Are You Overpaying for Global ETFs? A Deep Dive into iNAV and Premium Pricing

Brokerage Free Team •November 27, 2025 | 3 min read • 0 views

International ETFs have become the quickest gateway for Indian investors to participate in global indices like the Nasdaq 100, S&P 500, and MSCI World. Yet many of these ETFs mysteriously trade far above their fair value, sometimes at premiums of 8% to 20%.
To understand why, you must understand the concept of iNAV—Indicative Net Asset Value.

What Exactly Is iNAV?

iNAV is the real-time, constantly updating estimate of what an ETF’s underlying holdings are worth.

Think of it like the MRP of a product.
If the MRP is ₹180 but the market charges ₹210, you're overpaying for the same content.

iNAV Formula

iNAV = Real-time Value of Global Stocks / Total ETF Units

This value updates every 15 seconds, based on global index prices and the USD/INR exchange rate.

However, the ETF’s trading price on NSE/BSE may not match this real value—this is where premiums emerge.

Why Do International ETFs Trade at a Premium?

1. SEBI’s $7 Billion Overseas Investment Cap

Since 2022, SEBI has capped the mutual fund industry’s total foreign exposure at $7 billion.
This prevents fund houses from creating new ETF units, even if demand rises.

Outcome:

  • Supply stays fixed

  • Demand surges

  • Prices rise far above iNAV

This is the primary reason ETFs like Motilal Oswal Nasdaq 100 ETF often trade at a premium.

2. Time-Zone Mismatch: Indian Markets Guess US Market Direction

Indian markets trade when US markets are closed.
So the iNAV reflects yesterday’s US closing prices, while traders speculate on today’s movement.

This leads to:

  • Misalignment between actual US index values vs expectations

  • Sudden spikes in premiums during market open and close

3. High Retail Demand + Scarcity = Price Distortion

Retail investors love:

  • Nasdaq 100

  • S&P 500

  • Global tech or thematic ETFs

But with limited units available, excess buying pressure forces prices above fair value.

4. Currency Impact: USD/INR Movement Plays Spoiler

iNAV is calculated using:

  • Previous day’s USD/INR close

  • Stale international index values

But ETF buyers use live FX rates and futures prices, creating temporary mispricing.

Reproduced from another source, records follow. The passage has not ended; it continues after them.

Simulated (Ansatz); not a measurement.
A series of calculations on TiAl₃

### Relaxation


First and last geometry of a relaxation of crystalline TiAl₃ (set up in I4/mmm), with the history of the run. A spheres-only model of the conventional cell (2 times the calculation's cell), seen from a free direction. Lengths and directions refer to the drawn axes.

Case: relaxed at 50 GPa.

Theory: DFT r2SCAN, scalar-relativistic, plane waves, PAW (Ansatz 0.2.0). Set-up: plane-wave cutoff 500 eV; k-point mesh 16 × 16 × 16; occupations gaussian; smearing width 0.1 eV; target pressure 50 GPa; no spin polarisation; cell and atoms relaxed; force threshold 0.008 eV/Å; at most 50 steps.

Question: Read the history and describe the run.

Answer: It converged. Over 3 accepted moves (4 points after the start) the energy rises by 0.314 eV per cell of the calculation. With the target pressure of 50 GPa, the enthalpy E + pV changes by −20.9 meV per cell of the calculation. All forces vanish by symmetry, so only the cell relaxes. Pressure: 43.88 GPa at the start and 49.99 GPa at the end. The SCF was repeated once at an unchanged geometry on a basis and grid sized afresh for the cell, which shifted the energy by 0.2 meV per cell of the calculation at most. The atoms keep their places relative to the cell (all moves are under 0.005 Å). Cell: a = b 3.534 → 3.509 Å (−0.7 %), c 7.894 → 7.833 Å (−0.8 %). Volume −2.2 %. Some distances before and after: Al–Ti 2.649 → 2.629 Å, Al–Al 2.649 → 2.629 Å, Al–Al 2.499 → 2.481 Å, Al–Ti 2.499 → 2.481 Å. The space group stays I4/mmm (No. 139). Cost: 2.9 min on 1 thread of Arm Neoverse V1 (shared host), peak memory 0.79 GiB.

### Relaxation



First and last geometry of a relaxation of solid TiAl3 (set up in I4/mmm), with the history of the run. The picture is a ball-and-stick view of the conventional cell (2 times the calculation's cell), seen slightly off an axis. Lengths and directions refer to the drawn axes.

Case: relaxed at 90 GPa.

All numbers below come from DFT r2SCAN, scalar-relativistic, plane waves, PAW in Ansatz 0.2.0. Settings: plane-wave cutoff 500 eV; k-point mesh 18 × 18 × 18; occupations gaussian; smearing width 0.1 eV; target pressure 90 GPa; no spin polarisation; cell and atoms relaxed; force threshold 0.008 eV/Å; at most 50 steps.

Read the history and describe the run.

5. Market-Makers Can't Create New Units

Market-makers (APs) usually keep ETF price aligned with iNAV via arbitrage.
But due to regulatory caps:

  • They cannot create/redeem units freely

  • Arbitrage becomes impossible

Thus, the natural price-correction mechanism breaks down, causing persistent premiums.

Should Investors Buy an ETF at a Premium?

In most cases—no.

Paying 10–20% more means your future return is already compromised.

Example

If iNAV = ₹180
Market Price = ₹210
Premium = ₹30 (≈17%)

For you to break even, the global index must rise first enough to cover this premium. Your real returns shrink.

How to Avoid Overpaying for International ETFs

1. Always check iNAV before buying

If Market Price > iNAV + 5%, avoid.

2. Prefer Funds of Funds (FoFs)

FoFs invest directly in the overseas ETF and usually do not trade at a premium.

3. Avoid buying at market open (9:15–10 AM)

Premiums spike due to uncertainty and low liquidity.

4. Buy only during dip or low-demand periods

Mid-session pricing tends to be closer to true value.

5. Consider global brokers via LRS

This eliminates premium distortion entirely.

Final Takeaway

International ETF premiums are not a glitch—they are the result of:

  • SEBI’s investment cap

  • Supply scarcity

  • High demand

  • Time-zone mismatch

  • Currency deviations

  • Broken arbitrage loops

Understanding iNAV helps you identify whether the ETF is genuinely attractive—or artificially overpriced.

Smart investors always compare Market Price vs iNAV before entering global ETFs.